Scott Galloway’s Tinderbox Tales, an exhibition of digitally manipulated artwork, was featured in the Dublin Arts Council gallery in 2008.

Galloway uses collage and digital manipulation to produce expressions of anxiety and chaos. Sometimes whimsical and often macabre, Galloway’s work will challenge the viewer to extract the wit and message in each artwork.

The artist describes his work as “‘Cut-and-paste’ taken to the level of Dr. Frankenstein.”

Galloway has participated in numerous juried national and international exhibitions and competitions in New York, California and throughout the State of Ohio since 1995. Galloway was awarded first place honors in a national juried competition for his solo
exhibition, Mrs. Watson’s Progress, at the SoHo Photo Gallery in New York City.

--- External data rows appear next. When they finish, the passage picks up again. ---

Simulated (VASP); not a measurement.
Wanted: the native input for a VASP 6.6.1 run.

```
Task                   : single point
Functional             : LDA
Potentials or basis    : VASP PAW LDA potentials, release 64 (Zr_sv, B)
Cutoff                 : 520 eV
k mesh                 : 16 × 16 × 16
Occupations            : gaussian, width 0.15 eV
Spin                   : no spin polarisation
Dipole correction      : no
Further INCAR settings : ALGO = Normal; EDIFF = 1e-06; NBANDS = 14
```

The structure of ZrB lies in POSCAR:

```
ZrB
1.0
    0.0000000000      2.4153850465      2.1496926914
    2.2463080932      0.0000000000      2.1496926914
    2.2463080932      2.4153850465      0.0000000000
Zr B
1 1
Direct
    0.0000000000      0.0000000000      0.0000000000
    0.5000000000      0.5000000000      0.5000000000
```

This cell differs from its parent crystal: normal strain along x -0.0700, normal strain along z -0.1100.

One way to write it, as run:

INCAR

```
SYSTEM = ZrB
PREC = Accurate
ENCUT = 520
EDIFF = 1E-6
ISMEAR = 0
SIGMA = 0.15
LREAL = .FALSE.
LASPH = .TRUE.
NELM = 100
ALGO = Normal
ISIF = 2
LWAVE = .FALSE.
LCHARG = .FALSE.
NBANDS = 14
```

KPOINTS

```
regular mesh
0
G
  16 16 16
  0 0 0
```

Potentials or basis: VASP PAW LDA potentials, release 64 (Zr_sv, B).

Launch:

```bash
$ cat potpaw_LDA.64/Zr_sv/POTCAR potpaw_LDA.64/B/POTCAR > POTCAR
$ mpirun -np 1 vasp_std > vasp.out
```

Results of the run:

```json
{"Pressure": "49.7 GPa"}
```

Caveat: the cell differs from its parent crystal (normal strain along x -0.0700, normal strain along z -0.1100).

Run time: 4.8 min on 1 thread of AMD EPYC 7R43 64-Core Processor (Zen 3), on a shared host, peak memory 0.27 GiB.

According to Dublin Arts Council Executive Director David Guion, “Scott Galloway takes me into a world of puzzling angst-ridden discovery. I almost feel like I am interrupting his silent world and upset at myself that I tried desperately to break the code of his digital pastiche.”

Tinderbox Tales included images that do not normally exist within the same contextual frame, according to the artist. “Each one is a wordless celebration of a world ripe with insane possibility,” concluded Galloway.

Galloway weaves his artwork through digital manipulation of real (and sometimes not so real) objects, colors, textures and even the human form.  These are all things of which art is made.

Galloway’s own personal tinderbox includes old doll heads, bits of bark, mold, dried curly leaves, a beer bottle, hand puppets, rocks and garage sale tiles. Starting first with a conceptual sketch, he photographs each of these small, mundane objects.  He then digitally compiles, stretches and composes challenging statements on the computer that emerge into their own surreal tableaus.